Arthur Hayes: Fed’s RMP Mimics QE, Favoring Bitcoin and gold
Arthur Hayes, co-founder and former CEO of BitMEX, said in a Substack post published Friday that the Federal Reserve’s new “reserve management purchases” (RMP) program effectively functions like quantitative easing. He argued that by purchasing short-dated Treasury bills and channeling liquidity through money markets, the Fed is supporting government financing while avoiding the political label of QE, even as officials describe the program as a technical reserve-management operation. Hayes characterized the approach as inflationary for financial assets and for goods and services.
Hayes wrote that programs such as RMP expand fiat liquidity and, in his view, tend to benefit scarce assets, including Bitcoin, gold, and silver. He added that individuals without asset exposure are disadvantaged because monetary expansion reduces purchasing power, weighs on real wages relative to prices, and shifts wealth toward asset holders.

Polymarket signals pause following December rate cut
On Dec. 10, the Federal Open Market Committee cut interest rates by 25 basis points and announced purchases of short-term Treasury securities. Fed Chair Jerome Powell said the purchases were “solely for the purpose of maintaining an ample supply of reserves” and were separate from the stance of monetary policy.

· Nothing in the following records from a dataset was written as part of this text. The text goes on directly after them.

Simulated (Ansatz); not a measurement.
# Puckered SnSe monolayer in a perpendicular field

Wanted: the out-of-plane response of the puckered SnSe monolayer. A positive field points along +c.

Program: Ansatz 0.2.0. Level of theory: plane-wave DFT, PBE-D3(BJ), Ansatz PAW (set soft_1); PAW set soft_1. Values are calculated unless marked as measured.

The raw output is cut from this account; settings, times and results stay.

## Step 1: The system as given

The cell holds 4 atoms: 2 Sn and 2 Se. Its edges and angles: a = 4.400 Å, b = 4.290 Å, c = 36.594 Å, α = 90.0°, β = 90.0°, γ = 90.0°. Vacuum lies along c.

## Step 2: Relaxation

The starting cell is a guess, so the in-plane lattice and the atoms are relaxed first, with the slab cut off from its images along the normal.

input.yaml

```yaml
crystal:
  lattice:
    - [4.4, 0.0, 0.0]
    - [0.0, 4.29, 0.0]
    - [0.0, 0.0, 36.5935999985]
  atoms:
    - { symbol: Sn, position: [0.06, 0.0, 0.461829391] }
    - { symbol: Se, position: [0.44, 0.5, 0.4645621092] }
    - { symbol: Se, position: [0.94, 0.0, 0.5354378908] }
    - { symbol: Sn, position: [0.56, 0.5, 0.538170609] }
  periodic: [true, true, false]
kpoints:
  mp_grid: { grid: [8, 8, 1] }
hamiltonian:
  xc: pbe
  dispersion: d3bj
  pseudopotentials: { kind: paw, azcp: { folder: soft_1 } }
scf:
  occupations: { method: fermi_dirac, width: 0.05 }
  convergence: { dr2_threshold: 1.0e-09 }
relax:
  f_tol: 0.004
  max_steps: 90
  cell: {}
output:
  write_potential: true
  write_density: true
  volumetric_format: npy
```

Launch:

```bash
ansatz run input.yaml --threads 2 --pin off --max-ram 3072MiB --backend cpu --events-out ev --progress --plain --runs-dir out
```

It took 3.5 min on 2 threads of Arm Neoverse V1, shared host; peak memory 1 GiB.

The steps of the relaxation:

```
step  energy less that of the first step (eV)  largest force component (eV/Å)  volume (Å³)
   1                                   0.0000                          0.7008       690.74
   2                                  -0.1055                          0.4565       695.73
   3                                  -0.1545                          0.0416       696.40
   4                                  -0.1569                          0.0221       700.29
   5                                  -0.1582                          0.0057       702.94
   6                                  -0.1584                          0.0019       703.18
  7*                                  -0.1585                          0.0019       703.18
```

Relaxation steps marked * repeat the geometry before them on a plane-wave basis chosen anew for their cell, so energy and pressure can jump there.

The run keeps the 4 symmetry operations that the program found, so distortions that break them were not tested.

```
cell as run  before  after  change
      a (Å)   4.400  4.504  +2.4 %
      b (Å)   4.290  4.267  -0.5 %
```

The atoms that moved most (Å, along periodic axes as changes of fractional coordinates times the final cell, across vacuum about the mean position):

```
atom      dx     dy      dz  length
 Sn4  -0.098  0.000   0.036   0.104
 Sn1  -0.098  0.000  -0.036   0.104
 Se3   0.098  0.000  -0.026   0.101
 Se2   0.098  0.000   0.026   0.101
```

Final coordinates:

The Fed said the purchases would total about $40 billion in the first month and could remain elevated for several months to alleviate near-term money market pressures, particularly around seasonal factors such as tax payments.
Despite the rate cut and the Treasury-bill purchases, some analysts said Powell’s mixed messaging could limit a sustained Bitcoin rally until the rate-cutting cycle resumes in 2026.
Bitcoin traded near $92,695 on Dec. 10, according to Yahoo Finance data, and was around $87,300 at the time of writing.
At the time of writing, Polymarket traders were largely pricing no change to Fed policy in January, assigning about a 77% probability to rates remaining unchanged, roughly a 21% chance of a 25-basis-point cut, and very low odds for larger moves.

Powell’s term expires in May 2026. US President Donald Trump is preparing to interview finalists to succeed him, with National Economic Council Director Kevin Hassett widely viewed as a leading candidate.